Straight talk from the sisters about blood, sweat and ink
Into the Wild Part II
In the last few weeks, I’ve spent a great deal of time thinking about nature. And zoning laws! And bureaucratic stupidity. Well maybe not stupidity, let’s be kind and call it arrogance, or kinder still, ignorance. Can sugar-coating turn a bitter truth into candy? Or change how we as a species, deliberately, with planning and the commitment of vast resources, show utter contempt for nature?
Last week my local government dredged the creek that borders my home, and since that fateful day, I’ve watched as a solitary egret stands motionless in the creek. I wonder if the devastation of home leaves this bird as dazed and disoriented as it does me. Is it a mother looking for her late season young? Or a mate looking for a lost love? Or a youth who doesn’t know where to go now that its source of food and protection is gone?
The city says they did this for me.
All this devastation will prevent possible flooding to the homes in my area, and since they want to rezone a section near the creek “High Density” for a luxury condominium complex, I guess unpredictable water levels wouldn’t make the new developers happy.
They bestowed my gift in fall, a time when the whole ecosystem of the watershed is under stress. Migratory birds are arriving, desperate for habitat and a place to rest up before pushing onward to warmer climates. The year round critters of the waterway are stocking for the winter, collecting their acorns and fattening up as best they can on the last desiccated morsels of the summer’s bounty. They dredge the stream not just before spring when plants are ready to bounce back from the angry welts of backhoes and shovels, but at the start of the rainy season. Right when thousands of gallons of water will sluice down those raw, defiled banks dumping hundreds of cubic inches of good healthy topsoil into an already stressed waterway. This massive infusion of silt will destroy water quality and kill off even more wildlife. Ironically, it will also nullify the extensive manpower, fossil fuels and funds they just expended to dredge the waterway.
For the last few days I tried not to let myself become like my egret, a sad figure, helpless and dumbstruck by my agony, sleepless over everything lost. Worried about the fate of the raccoons that steal from my garden, shedding tears for the lost water dwellers, even these annoying little crayfish the heron loved to pluck from between the now missing river rocks.
Instead of becoming the lone egret, I choose to join a flock and fight.
The time to fix my creek will come, but yesterday I logged a day fixing other egret’s homes. I worked along side my son, his school friends, and the people of STRAW (Students and Teachers Restoring a Watershed) to restore Tolay Creek.

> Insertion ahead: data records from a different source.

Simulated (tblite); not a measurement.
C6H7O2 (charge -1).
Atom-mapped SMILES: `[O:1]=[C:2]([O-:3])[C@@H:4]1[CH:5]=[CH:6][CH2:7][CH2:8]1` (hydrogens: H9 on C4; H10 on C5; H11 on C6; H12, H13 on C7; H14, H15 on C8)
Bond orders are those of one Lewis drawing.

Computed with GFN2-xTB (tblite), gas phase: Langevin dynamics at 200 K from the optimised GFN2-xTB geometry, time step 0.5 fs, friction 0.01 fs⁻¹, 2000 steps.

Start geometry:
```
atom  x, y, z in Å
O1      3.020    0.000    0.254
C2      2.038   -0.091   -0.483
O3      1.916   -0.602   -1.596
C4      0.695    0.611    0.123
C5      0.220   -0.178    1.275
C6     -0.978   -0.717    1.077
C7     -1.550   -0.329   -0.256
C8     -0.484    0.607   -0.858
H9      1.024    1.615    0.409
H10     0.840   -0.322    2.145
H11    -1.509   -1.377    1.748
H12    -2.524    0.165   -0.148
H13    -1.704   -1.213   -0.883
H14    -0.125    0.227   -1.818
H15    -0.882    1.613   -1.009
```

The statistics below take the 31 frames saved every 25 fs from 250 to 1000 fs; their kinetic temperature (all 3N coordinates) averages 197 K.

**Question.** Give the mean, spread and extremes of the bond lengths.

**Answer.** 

Tolay isn’t a big water way, only about twelve miles long, but it feeds Tolay Lake and then flows into the San Pablo Bay. It’s a piece of a bigger puzzle, a cog in a vast nature machine of interconnected ecosystems, each one too long taken for granted, ignored and yes, even purposefully damaged. Sure, I could tell you more about STRAW and the work they’re doing to teach kids how to restore their own local streams, or you can look at their website for yourself if you wish.
I could tell you that we as citizens of the Earth owe it to ourselves and each other to roll up our sleeves and try to correct the damage politicians and developers have done to our wetlands. That we must do this by committing our hands to the body punishing labor of restoring lost habitat one tree at a time. I could yell and stomp my feet, demanding that people wake up, learn to see, learn to care and learn to change the giant mess we as a species have created.
But I won’t, because we are writers. Most of us are all too happy in our heated or air-conditioned shelters, shutting out the harsh real world to swim in the beauty of our own imaginations, the worlds we can dream up, the ones better and brighter than the world we call home. Instead of begging you to change who you are, I urge writers to put pen to paper and record nature. Give it all your skill, fill the pages with such reverent, exuberant worship of nature that somewhere a person will wake up, will see, will care.
Robin trained as a professional historian and worked as a museum curator, an educator and historical consultant. She writes dark young adult fiction, with diverse characters. She's currently querying a novel, and working on two new manuscripts that started off as NaNoWriMo projects. You can follow her on Facebook(https://www.facebook.com/robin.rivera.90813) or on Twitter @robinrwrites. However, Pinterest (https://www.pinterest.com/RRWrites/) is where her inner magpie is happiest of all.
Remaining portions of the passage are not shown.